Leetcode 437. Path Sum III (Python)
Related Topic
Depth-First-Search. Tree. Preorder-Traversal.
Description
You are given a binary tree in which each node contains an integer value.
Find the number of paths that sum to a given value.
The path does not need to start or end at the root or a leaf, but it must go downwards (traveling only from parent nodes to child nodes).
The tree has no more than 1,000 nodes and the values are in the range -1,000,000 to 1,000,000.
Sample I/O
Example 1
root = [10,5,-3,3,2,null,11,3,-2,null,1], sum = 8
10
/ \
5 -3
/ \ \
3 2 11
/ \ \
3 -2 1
Return 3. The paths that sum to 8 are:
1. 5 -> 3
2. 5 -> 2 -> 1
3. -3 -> 11
Methodology
This question can be solved by Depth First Search.

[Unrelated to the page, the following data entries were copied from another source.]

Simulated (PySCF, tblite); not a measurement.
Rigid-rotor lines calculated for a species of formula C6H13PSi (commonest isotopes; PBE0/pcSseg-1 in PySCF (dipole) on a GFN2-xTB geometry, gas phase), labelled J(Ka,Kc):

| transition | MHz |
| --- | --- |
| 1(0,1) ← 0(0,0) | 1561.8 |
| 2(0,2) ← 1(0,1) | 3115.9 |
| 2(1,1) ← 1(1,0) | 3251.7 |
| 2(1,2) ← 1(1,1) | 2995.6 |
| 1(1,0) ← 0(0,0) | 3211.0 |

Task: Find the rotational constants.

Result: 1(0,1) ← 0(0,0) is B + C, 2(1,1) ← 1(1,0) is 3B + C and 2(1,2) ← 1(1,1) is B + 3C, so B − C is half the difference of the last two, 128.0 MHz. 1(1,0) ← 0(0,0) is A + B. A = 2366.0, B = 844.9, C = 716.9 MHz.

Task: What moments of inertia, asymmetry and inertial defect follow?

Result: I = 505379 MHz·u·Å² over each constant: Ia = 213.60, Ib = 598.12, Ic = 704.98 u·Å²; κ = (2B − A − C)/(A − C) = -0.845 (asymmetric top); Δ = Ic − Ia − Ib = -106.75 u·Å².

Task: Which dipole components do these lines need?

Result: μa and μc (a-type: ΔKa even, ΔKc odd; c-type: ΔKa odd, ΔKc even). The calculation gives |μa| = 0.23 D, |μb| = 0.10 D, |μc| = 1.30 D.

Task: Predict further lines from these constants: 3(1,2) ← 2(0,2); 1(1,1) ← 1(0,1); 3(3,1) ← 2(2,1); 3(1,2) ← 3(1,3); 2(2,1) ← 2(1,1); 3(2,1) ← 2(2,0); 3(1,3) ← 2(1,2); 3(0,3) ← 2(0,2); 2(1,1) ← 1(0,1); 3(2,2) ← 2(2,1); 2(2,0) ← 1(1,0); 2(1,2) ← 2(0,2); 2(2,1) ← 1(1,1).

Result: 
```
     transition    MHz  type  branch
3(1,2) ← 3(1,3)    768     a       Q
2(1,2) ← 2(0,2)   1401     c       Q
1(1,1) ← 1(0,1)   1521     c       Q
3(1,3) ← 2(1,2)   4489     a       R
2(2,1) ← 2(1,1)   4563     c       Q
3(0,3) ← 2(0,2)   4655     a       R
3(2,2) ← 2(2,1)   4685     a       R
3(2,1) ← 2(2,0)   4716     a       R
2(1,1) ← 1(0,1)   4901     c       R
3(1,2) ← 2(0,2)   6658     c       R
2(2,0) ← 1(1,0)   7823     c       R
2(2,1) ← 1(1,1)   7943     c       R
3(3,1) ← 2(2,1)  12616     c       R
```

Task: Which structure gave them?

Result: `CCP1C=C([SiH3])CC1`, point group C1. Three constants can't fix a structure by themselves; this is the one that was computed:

We want to find all possible path that sum to the given number. Since the path does not have to start from the root, so any node can be the start of the path. We need to try every node to be the root and find if there is path from that root that sum up to the given number.
Code(DFS)
def pathSum(self, root: TreeNode, sum: int) -> int:
if not root: return 0
def dfs(root, sum):
res = 0
if not root: return res
if sum == root.val:
res += 1
res += dfs(root.left, sum-root.val)
res += dfs(root.right, sum-root.val)
return res
return dfs(root, sum) + self.pathSum(root.left, sum) + self.pathSum(root.right, sum)
BigO
We traversal all nodes of the tree once so O(n) and we need to append each root value to the answer which takes O(n) so total is O(n^2)